In my first essay, I touted my status as a “self-taught” designer and developer — this was a lie. Or rather, a mischaracterization, for almost no one is self-taught. Perhaps you can remain truly self-taught if you stick to books — this is how I got my start, and I still recommend this path. Books give you a stable base and an introduction to the terminology, which will be immensely helpful before diving in head first. But eventually you will have to venture outside the confines of books and tutorials, and learn by doing.
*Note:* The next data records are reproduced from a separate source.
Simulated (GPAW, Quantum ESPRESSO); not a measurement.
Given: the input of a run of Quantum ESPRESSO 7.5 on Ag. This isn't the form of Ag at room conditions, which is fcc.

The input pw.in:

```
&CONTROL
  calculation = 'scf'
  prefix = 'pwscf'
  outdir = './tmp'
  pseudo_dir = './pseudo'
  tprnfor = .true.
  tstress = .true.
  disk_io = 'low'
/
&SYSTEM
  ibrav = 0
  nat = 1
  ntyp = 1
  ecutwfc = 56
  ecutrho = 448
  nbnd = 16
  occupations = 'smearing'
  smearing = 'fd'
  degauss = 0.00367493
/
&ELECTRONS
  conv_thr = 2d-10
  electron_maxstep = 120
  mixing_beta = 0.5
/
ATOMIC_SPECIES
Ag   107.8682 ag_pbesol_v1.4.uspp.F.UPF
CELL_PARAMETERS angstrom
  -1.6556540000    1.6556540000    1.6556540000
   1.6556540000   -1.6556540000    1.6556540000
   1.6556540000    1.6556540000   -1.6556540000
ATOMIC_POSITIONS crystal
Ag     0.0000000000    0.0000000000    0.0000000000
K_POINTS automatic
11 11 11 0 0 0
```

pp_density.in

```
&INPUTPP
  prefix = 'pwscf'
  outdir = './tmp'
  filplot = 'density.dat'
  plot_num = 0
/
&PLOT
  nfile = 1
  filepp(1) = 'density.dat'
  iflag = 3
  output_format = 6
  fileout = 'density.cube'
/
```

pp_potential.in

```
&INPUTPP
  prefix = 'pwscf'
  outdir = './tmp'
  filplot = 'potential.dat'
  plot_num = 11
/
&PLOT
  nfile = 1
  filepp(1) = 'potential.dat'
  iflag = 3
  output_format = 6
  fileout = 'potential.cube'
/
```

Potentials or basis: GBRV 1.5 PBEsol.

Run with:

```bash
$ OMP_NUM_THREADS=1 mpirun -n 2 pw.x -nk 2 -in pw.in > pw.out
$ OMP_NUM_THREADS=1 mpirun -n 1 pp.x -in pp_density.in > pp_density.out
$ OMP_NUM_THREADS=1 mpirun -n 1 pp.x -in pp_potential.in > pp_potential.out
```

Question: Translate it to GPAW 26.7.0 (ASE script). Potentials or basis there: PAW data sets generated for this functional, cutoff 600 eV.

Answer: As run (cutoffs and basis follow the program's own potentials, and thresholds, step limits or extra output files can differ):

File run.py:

As my dad noted about his experience building our house: “The books can say do X, Y, and Z, but when it comes to actually putting hammer to nail, things are always different.” The same applies in data visualization. When you leave the world of theory and start building your first big project, you will inevitably run into bugs in your code, unknown design territory, or problems that your books just didn’t cover. This is when you turn to your community and the incredible ecosystem of free resources that is now at our fingertips in the form of blog posts, StackOverflow answers, YouTube tutorials, slack groups, and our mentors and friends. Ask almost anyone that is “self-taught” and they will admit none of it would have been possible without the incredible wealth of free resources contributed by the community. So following the lead of Steph Locke, I now call myself “community-taught.”
In my last essay on building a career in dataviz, I outlined the three skills essential to data visualization: data, design, and tools. In this essay, I will discuss how to actually learn these skills, including my own experience, specific tips, and where to find all of those amazing community resources. Learning dataviz requires doing dataviz—here are some tips to get you started.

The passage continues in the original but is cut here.